This is the response to a friend who recently expressed that she did not want any type of service in her memory.
I had the same thought. In fact, as I do with everything about which I feel very passionately, I was vehement in my rejection of funeral homes and services. I felt that the services were rather morbid, obligatory dramas that did not at ALL truly respect or reflect the deceased.
My first experiences with such services started when I was 10 (1966), and my grandmother died. After that, my first love (1985) and my Uncle (1987). I hated the stranger's (funeral home's employees) words as they talked about MY person; about heaven, and as they offered "inspirational" readings.

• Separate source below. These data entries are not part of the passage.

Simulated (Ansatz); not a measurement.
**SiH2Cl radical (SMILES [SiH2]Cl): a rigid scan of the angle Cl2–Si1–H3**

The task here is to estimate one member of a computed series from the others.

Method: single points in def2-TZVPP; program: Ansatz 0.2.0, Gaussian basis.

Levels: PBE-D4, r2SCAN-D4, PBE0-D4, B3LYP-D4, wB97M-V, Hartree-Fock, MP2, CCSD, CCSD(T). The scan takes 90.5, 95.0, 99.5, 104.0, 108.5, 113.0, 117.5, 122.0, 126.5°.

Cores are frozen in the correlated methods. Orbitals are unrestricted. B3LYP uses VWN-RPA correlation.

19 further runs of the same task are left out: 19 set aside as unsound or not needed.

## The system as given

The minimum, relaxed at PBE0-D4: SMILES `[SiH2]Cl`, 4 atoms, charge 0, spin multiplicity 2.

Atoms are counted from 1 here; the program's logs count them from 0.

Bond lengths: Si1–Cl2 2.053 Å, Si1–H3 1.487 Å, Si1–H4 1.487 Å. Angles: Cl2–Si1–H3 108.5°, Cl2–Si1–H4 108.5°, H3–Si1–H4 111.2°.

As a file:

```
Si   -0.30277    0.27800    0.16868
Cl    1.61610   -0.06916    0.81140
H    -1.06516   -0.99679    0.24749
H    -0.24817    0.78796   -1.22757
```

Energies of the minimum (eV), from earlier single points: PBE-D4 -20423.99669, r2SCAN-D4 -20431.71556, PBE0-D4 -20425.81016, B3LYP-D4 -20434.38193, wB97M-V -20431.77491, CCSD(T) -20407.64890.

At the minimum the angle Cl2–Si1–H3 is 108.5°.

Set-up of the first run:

I hated the stayed, contained rows of polite mourners. I hated the fact that in-and-out, from "x" to "x" hour, we would "pay our respects" by listening to the "stuff," and then go back home. I hated the strange disconnection, the creepy aspect to it all. The odd absence of emotion, the odd protocol followed by us, silently sitting in the room, or softly weeping into a kleenex. Nobody talked at these services. Nobody coaxed out the true memories, the joys the funny things, the stories, the love, the PERSON. It was a walk through an odd hell, in my opinion, and I swore that I would NEVER want a "service."
I found that my own story, one of developing my own beliefs around memorial services, was one I wanted to tell.So, here is my take, and my changed viewpoint regarding memorial services:
I always absolutely refused the idea of a "memorial service," they grossed me out in their dark, *paid-for* vibe...How strange that life places one in the positions we don't necessarily expect...had anyone told me that I would end up being an "end-of-life specialist and grief counselor, I wouldn't have believed it.
With this world that I have come to know so well, I see that a service is something that assuages the shock and isolation of grief over somebody we've lost. In other words, the shock, the unwelcome wound, the slamming removal of someone we love, from our sight and days, is so overwhelming that the possibility of joining with others to feel accompanied in that love, that loss...is invaluable. It is the same motivation that brings people to the streets with flowers and candles after a bombing, for example. That need for union with others who also feel the pain…
Dark, moribund tone does not have to mark these gatherings. In those that I have reaped great love and warmth from, there is a lot of story telling and laughter…oral tradition that is so beautiful, which as a society, we have lost. People also learn a lot about the person they've lost...things they didn't know...extra "pieces" of their loved one that are so yearned-for...("I didn't know that story!") How great to leave with yet more of that person...Openings for sentimentality that we do not allow into our daily routines are so valuable, also (especially men, for their myriad societal inculcations).
(I wrote to my friend--) You are so lovely, I have no doubt whatsoever that your leave-taking would (will) occasion deep pain in many — many who would also feel compelled to and comforted by a gathering of hurting souls. I categorically reject association with funeral homes (though some mortuary owners can be wonderful, and some grieving families can not handle doing it themselves)...this is of the heart, not the wallet.
I do, however, now, understand the comfort that a get together gives…it is not a lugubrious, morbid “wahhhhhhh” ~ it is more of a circle of honor…their love for you, and the honor of carrying that privilege of friendship/ family/ acquaintance. It is affirming in ways beyond the person who’s left. It is also a precious reminder of the circle…it is good for all to be close to this consciousness…the fragility of life and the significance of n-o-w. All in all, I can not say enough about the realization of some type of gathering in honor of a loved one.
The way things go is a personal decision, obviously. I wanted to share my story… from a dyed-in-the-wool service rejector, to someone who finds them to be a beautiful window to LIFE, as there are few things that make us prickle with the idea of life, and its beauty and delicate nature, as does death. In those tender circles, I have found great inspiration, and love deeper than I se otherwise. These services are a gift. Thanks for reminding me of this position…I understand it, and do know several friends who vehemently want NOTHING.
I hope that this is a little window into something that we tend not to like to think about. At the same time, it can be the source of love, comfort, and awakening, such that we do not experience in our everyday lives.